The National Treasury Management Agency (NTMA) will be hoping that the success of Spain in raising new borrowings will set the tone for its next regular auction of Irish debt on Tuesday.

Spain was one of the biggest winners on the sovereign debt markets in Europe last week as its success in raising new debt money helped cut the cost of its annual interest rates on the markets. Its benchmark market rate – the annual interest rate on money it pays to borrow for 10 years – slid by almost a quarter point to 4.45% in the last five days.

Spain could be gaining the confidence of the markets and may draw closer to the 4% rate Italy needs to pay to borrow money for 10 years. But the country's success leaves Ireland and Portugal, after Greece, even more emphatically as the outliers in the eurozone.

The market rate for Ireland to borrow money for 10 years widened by over a quarter of a point (27 basis points) to 5.52% last week, while Portuguese rates rose 12 basis points to 5.46%.

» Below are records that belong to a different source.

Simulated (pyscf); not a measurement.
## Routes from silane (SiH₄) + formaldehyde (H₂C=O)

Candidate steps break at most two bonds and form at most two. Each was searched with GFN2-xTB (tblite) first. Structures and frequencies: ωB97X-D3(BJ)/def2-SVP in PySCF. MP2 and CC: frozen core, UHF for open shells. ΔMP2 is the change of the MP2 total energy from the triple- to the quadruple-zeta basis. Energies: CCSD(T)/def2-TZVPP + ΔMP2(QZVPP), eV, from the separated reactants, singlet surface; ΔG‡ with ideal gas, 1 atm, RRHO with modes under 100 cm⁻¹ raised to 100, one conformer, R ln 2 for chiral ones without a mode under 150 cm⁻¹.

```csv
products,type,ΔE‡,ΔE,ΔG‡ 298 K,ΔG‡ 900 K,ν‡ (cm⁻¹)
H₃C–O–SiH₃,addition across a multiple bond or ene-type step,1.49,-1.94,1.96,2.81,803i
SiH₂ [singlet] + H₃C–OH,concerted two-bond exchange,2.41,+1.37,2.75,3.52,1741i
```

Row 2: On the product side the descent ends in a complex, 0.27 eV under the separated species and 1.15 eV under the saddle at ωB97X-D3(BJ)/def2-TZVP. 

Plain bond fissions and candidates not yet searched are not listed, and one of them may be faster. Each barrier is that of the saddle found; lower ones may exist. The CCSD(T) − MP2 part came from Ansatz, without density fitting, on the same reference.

However, analysts believe that, because Ireland is paying elevated interest rates, the NTMA will successfully raise the new borrowings on Tuesday. Depending on demand, the debt agency said on Friday it will seek to borrow up to €1.5bn by selling two existing bonds dated 2016 and 2020 on 20 July.

Bigger tests remain. Irish banks face the results of the ECB's stress tests on Friday. The Dublin banks then face trying to refinance over €50bn of senior debt, amounting to about a third of gross national product, by the end of September.